# Newbie in Alicante



## dollface (Aug 7, 2011)

Hey All,

Just moved out to Alicante from London 6 weeks ago. Im currently studying for a TEFL (teaching english as a foreign language) qualification and working at a summer camp teaching English to small children. I'm living with family and working for a family run business at the moment so will probably be out here for a while. Would love to meet people and make some new friends as I haven't really had the chance to do so yet


----------



## xabiaxica (Jun 23, 2009)

dollface said:


> Hey All,
> 
> Just moved out to Alicante from London 6 weeks ago. Im currently studying for a TEFL (teaching english as a foreign language) qualification and working at a summer camp teaching English to small children. I'm living with family and working for a family run business at the moment so will probably be out here for a while. Would love to meet people and make some new friends as I haven't really had the chance to do so yet


hi & welcome


have a read of these recent threads - you're not alone!!

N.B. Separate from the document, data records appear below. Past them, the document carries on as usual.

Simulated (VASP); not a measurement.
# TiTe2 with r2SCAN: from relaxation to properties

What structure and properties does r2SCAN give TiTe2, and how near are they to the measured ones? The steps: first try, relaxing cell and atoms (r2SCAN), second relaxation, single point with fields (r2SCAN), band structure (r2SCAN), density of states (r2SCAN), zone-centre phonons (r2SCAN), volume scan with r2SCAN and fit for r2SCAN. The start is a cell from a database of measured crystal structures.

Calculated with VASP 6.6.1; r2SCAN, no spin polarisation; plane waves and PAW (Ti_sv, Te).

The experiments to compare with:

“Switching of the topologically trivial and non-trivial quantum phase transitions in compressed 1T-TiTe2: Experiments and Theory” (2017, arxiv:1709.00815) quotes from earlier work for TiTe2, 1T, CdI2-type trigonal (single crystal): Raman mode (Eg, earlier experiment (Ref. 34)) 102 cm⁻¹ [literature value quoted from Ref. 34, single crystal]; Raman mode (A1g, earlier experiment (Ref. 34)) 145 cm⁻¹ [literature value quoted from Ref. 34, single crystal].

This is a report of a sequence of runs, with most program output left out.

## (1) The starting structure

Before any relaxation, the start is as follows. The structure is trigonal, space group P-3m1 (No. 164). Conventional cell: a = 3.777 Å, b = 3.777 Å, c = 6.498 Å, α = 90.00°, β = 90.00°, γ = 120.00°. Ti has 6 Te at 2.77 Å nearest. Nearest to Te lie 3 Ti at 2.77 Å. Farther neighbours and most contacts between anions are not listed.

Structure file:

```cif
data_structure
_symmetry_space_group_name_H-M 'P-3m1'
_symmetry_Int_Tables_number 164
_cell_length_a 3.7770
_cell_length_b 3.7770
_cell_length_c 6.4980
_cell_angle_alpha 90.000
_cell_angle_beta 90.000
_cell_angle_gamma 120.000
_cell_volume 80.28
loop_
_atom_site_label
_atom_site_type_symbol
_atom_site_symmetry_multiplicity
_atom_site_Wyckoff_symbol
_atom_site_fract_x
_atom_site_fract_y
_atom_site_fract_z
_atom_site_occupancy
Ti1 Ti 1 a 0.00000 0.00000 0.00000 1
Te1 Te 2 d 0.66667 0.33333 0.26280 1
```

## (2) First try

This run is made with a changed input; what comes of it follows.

http://www.expatforum.com/expats/spain-expat-forum-expats-living-spain/85973-meet-up-forum-members-alicante-area.html

http://www.expatforum.com/expats/spain-expat-forum-expats-living-spain/85600-new-alicante-city-want-get-know-people.html


http://www.expatforum.com/expats/spain-expat-forum-expats-living-spain/38114-where-live-around-alicante-young-family.html


----------



## DunWorkin (Sep 2, 2010)

Are you in Alicante city or Alicante area?


----------



## tom.b (Aug 8, 2011)

Hi there, i live in alicante cite i have only been here for about two mouths i am also looking to meet some new people..


----------